When peace, like a river, attendeth my way,
When sorrows like sea billows roll;
Whatever my lot, Thou hast taught me to say,
It is well, it is well with my soul.

 

The day of Andrew’s memorial service I had another song going through my head. This one made me laugh and helped at the same time.

just keep swimming,
just keep swimming,
just keep swimming swimming swimming,
what do we do we swim swim swim

I knew I just needed to keep going and this song reminded me of that.

 

This next song was later the next week. When life still had not settled down and I was facing health issues. The last bit of this song I just sang over and over and it got me through.
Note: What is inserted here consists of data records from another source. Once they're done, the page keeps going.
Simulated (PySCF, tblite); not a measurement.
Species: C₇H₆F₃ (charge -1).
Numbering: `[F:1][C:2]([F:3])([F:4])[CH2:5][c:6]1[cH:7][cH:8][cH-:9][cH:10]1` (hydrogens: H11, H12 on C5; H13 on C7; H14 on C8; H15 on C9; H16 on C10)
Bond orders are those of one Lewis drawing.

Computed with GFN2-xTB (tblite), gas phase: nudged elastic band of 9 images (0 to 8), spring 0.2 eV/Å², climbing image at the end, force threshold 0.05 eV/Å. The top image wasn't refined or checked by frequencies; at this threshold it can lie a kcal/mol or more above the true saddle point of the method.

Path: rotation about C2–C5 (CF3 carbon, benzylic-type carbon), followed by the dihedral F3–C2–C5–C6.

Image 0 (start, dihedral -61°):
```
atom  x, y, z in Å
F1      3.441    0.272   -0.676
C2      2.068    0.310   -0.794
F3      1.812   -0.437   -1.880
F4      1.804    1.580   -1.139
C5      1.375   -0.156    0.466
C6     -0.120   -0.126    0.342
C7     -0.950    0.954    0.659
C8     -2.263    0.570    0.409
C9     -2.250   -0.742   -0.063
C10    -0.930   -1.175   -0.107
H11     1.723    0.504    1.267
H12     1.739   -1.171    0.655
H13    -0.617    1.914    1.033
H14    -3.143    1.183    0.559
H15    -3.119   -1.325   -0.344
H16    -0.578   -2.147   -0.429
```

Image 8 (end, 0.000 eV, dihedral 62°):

We are messengers- Magnify

I’ve been trying to make sense of the sorrow that I feel
Holding on for life to the only thing that’s real
I’ve only scratched the surface, I’ve barely had a taste
But just a glimpse draws my heart to change
And one sight of you lays my sin to waste
I don’t need to see everything, just more of you

Take it all, take it all away
Magnify no other name
Open up, open up my eyes
To you

Oh God, be greater, than the worries in my life
Be stronger, than the weakness in my mind
Be louder, let your Glory come alive
Be magnified

 

The last song is from this week. As I still struggle to make sense of all this, I heard this song and it just encapsulated what I was feeling.

Thy Will- Hillary Scott

I’m so confused
I know I heard You loud and clear
So, I followed through
Somehow I ended up here
I don’t wanna think
I may never understand
That my broken heart is a part of Your plan
When I try to pray
All I’ve got is hurt and these four words

Thy will be done
Thy will be done
Thy will be done

I know You’re good
But this don’t feel good right now
And I know You think
Of things I could never think about
It’s hard to count it all joy
Distracted by the noise
Just trying to make sense
Of all Your promises
Sometimes I gotta stop
Remember that You’re God
And I am not
So

Thy will be done
Thy will be done
Thy will be done
Like a child on my knees all that comes to me is
Thy will be done
Thy will be done
Thy will

I know You see me
I know You hear me, Lord
Your plans are for me
Goodness You have in store
I know You hear me
I know You see me, Lord
Your plans are for me
Goodness You have in store
So

Right after I had visited my midwife, I was walking to the OBGYN’s office because they could not find the heartbeat and they wanted me to have an ultrasound. I was praying as I walked. I told the Lord I wanted him to make everything ok and have Andrew be fine, but I also ended my prayer with “thy will be done”. Jesus prayed that when he was in the Garden of Gethsemane as he was facing death. Jesus asked God to not make him do this, but God could not. Sometimes we don’t get the answer we want. Sometimes God says, “No”. I will not understand why this has happened, but I still will say, “Thy will be done”, because I know He has a plan greater than I can understand.